LBeaudoux / tatoebatools

A library for fetching and reading Tatoeba's weekly exports
MIT License
20 stars 4 forks source link

No audio_id attribute for SentenceWithAudioObject #9

Closed jshamble closed 2 years ago

jshamble commented 2 years ago

Hi @LBeaudoux,

Taking a Look at https://tatoeba.org/en/downloads in "sentences_with_audio", there is an audio_id attribute, which is essential for downloading the audio files associated with each sentence.

Sentence id [tab] Audio id [tab] Username [tab] License [tab] Attribution URL

However, checking the SentenceWithAudio object in tateobatools https://github.com/LBeaudoux/tatoebatools/blob/master/tatoebatools/sentences_with_audio.py The attribute audio_id doesn't seem to be present.
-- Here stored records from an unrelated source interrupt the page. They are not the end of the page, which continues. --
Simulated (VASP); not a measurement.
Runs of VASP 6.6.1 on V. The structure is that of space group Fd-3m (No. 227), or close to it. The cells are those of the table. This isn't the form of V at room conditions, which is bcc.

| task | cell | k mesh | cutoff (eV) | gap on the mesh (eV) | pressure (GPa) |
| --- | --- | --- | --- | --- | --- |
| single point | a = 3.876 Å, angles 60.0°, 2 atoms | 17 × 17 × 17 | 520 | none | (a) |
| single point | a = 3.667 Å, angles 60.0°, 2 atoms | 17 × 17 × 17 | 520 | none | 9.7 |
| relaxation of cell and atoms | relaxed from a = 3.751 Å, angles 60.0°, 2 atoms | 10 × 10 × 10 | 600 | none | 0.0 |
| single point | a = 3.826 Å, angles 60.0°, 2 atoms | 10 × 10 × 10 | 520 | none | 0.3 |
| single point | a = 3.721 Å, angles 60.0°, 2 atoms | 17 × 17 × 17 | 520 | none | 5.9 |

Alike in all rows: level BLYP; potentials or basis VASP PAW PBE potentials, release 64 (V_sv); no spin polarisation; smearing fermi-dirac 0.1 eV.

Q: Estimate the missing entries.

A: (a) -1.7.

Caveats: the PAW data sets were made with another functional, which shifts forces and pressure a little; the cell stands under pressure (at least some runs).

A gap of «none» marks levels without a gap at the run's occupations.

Would you mind the audio_id attribute to the file above (add a param in the constructor, and add a function just like the other fields) making sure it is fetched correctly/testing to see if it gets the correct audio_id?

LBeaudoux commented 2 years ago

Hi @jshamble,

Thanks for pointing out this bug. The data file dedicated to audios has indeed been modified recently. I plan to make the necessary changes in tatoebatools as soon as possible.

LBeaudoux commented 2 years ago

Note that this issue is related to https://github.com/Tatoeba/tatoeba2/pull/2957

LBeaudoux commented 2 years ago

@jshamble The audio ID attribute should be available in the new v0.2.1 of tatoebatools. Do you confirm?

jshamble commented 2 years ago

@LBeaudoux Yes, I just tested it and it's working great. Many thanks for the quick work on this one!

jshamble commented 2 years ago

@LBeaudoux

It seems like trying to access the audio id using the sentence id is unusable (really slow speed, it's been a few hours since running the code below), this happens when iterating using the parallel corpus using the sentence_id as a key, I'm assuming it's due to it being O(n^2) due to a nested for loop. Here's some sample python code below using German, a language with a lot of audio samples (assuming tatoebatools is imported):


lang = "deu"
audioSentences = tatoeba.sentences_with_audio(lang)
for sentence, translation in ParallelCorpus("eng", lang):
     audioIdArray = [sentenceWithAudio.audio_id for sentenceWithAudio in audioSentences if sentenceWithAudio.sentence_id == translation.sentence_id]

I can think of two possible solutions, but would like to hear your ideas/possibly modify tatoebatools to support this operation more easily.

audioIdArray = [sentenceWithAudio.audio_id for sentenceWithAudio in audioSentences if sentenceWithAudio.sentence_id == translation.sentence_id]

LBeaudoux commented 2 years ago

is there any way to get O(1) access similar to a hashmap?

Maybe you could try:

from collections import defaultdict
from tatoebatools import tatoeba, ParallelCorpus

lang = "deu"

lang_audios = defaultdict(list)
for audio in tatoeba.sentences_with_audio(lang):
    lang_audios[audio.sentence_id].append(audio.audio_id)

for sentence, translation in ParallelCorpus("eng", lang):
    audioIdArray = lang_audios.get(translation.sentence_id, [])
jshamble commented 2 years ago

Yeah that works. This would probably be useful to add to the README (i.e. using Parallel Corpus with other tables efficiently)

LBeaudoux commented 2 years ago

I added an example with audios to the README.